Defiant Koreas

As much as his focus is on Iraq, President Bush can't ignore the troubles building up for the US in Korea - both North and South.

South Koreans are seething with anti-US resentment just before a presidential election Dec. 19. And North Korea was caught this week sending Scud missiles to Yemen.

Solving both problems will require forthright action. The most immediate need is for Mr. Bush to apologize more fully and personally for the June 13 killing of two South Korean girls by two US soldiers. The soldiers were acquitted by a US military court, which so enraged the South that presidential candidates are competing to see who can be the toughest on the US.

That forced the US to promise yesterday it will reevaluate the agreement on legal treatment of its 37,000 soldiers defending the South. Many more South Koreans now wonder if they need US defense at all.

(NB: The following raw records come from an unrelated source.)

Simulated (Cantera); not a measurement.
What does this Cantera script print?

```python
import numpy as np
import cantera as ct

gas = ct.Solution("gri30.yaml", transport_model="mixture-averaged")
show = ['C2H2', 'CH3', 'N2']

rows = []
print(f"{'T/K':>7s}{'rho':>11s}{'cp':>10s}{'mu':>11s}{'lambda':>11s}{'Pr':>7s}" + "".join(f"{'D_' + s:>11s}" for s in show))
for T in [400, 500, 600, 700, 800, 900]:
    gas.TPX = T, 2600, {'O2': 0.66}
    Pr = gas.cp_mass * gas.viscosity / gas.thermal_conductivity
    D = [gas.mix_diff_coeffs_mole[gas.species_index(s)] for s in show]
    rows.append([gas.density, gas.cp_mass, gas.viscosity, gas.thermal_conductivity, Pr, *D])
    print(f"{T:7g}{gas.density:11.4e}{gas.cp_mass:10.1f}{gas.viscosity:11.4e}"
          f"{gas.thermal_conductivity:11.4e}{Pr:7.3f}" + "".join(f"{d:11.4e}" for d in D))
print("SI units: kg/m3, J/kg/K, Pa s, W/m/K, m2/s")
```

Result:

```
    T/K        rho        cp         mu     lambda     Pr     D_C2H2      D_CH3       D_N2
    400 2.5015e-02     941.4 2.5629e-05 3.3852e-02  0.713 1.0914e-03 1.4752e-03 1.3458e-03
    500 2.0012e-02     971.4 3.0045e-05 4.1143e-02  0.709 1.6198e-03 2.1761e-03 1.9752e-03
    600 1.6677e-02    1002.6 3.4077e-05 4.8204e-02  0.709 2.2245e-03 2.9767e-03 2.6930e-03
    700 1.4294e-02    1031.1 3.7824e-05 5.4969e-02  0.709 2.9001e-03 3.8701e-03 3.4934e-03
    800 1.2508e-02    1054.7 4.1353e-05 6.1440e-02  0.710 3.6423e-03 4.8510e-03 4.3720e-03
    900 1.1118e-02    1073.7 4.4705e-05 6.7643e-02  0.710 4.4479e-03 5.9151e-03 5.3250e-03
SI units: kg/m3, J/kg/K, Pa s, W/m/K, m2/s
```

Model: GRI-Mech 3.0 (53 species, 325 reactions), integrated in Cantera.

The North still poses a threat, however, and to more than just the South. Unlike Iraq, it probably already has a crude nuclear bomb, and can both shoot and export missiles. And unlike Iraq, Bush prefers diplomacy over confrontation with the North.

The main US lever over the North is its only ally, Beijing. While Bush told China recently to restrain North Korea, he obviously hasn't applied enough pressure to China. Perhaps it's time for China to let North Korean refugees freely cross into China, forcing the North's weakened regime to collapse. Then the South won't need US soldiers anymore.